WBC provisional rosters announced


Provisional rosters for next month’s World Baseball Classic were released today. The Astros won’t have a player on Team USA, but there are four current Astros that will be representing their respective countries at the tournament. Two Astros farmhands also made the list.

Fernando Martinez (Brad Barr-USA TODAY Sports)

Outfielder Fernando Martinez and reliever Rhiner Cruz will be playing for Spain. I expect their tournament run to end early considering they are in Pool C and will have to face the Dominican Republic, Puerto Rico, and Venezuela. Astros lefty Xavier Cedeno will be pitching for Puerto Rico. Jose Altuve was rumored to be headed to the Venezuelan team, but his name did not appear on the provisional roster. However, roster changes will be allowed between now and the February 20 deadline.

Reliever Chia-Jen Lo will be pitching for Chinese Taipei. He will be joined by Astros AAA outfielder Che-Hsuan Lin. They will be part of Pool B along with Australia, Korea, and The Netherlands.

Right-hander Murilo Gouvea, who spent last season at Class A Lexington, will be representing his home country of Brazil. The Brazilians are in Pool A with China, Cuba, and Japan. Pool A will kick-off the tournament on March 2.
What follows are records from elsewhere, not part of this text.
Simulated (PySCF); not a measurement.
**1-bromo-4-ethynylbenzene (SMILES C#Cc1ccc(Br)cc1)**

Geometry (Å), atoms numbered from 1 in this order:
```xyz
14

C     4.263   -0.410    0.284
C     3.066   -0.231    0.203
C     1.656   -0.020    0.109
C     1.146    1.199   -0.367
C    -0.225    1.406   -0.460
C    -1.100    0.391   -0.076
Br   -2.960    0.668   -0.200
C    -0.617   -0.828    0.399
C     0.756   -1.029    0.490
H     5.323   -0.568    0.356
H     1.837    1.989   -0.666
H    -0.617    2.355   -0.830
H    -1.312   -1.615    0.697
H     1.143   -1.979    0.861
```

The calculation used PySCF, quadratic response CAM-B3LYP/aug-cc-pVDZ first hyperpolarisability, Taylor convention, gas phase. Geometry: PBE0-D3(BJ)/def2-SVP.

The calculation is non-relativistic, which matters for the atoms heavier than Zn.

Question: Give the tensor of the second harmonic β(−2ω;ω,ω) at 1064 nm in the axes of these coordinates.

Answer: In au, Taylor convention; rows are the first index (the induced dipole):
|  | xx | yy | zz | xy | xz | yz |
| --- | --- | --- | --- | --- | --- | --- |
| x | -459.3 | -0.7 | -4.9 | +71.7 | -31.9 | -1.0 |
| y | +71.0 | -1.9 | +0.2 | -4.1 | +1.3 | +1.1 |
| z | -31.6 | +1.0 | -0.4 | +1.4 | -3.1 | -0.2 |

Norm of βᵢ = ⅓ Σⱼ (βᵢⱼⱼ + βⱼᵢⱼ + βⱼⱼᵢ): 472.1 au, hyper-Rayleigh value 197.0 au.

Team USA sends a star-studded team into Pool D against Canada, Italy, and Mexico. The team USA roster includes Ryan Braun, R.A. Dickey, Joe Mauer, Kris Medlen, Chris Perez, Giancarlo Stanton, David Wright, and Ben Zobrist, among others. Pool D starts play on March 8.

There are plenty of former Astros that will be competing in next month’s tournament as well. Some, like Carlos Beltran (Puerto Rico), Octavio Dotel (Dominican Rep.), and Wandy Rodriguez (Dominican Rep.) are current big leaguers. Others, like Nelson Figueroa (Puerto Rico), Kazuo Matsui (Japan), Ryan Rowland-Smith (Australia), and Miguel Tejada (Dominican Rep.) are blasts from the past.

Personally, I’m not a big fan of the WBC. I mean, I like the idea and what it represents. I also enjoy watching competitive games in the month of March. It’s nice for us fans to get to see some early action, but the sport simply isn’t set up to accommodate such a tournament – at least from the standpoint of MLB. It can have a negative effect on players and their training schedules… especially pitchers.

Rhiner Cruz (Chris Humphreys-USA TODAY Sports)

The Major League season is a marathon and Spring Training is an important part of the players’ routines to get ready for the long grind. Most guys aren’t in tip-top condition in March and some can experience setbacks that could have an impact on their MLB team. The risk of serious injury is also an obvious factor.

Although it’s easy to point out the drawbacks, most of us will be happy to see baseball make an early debut this year. MLB Network will make it easy for us by broadcasting every game of the tournament. That means we’re only 45 days away from WBC action.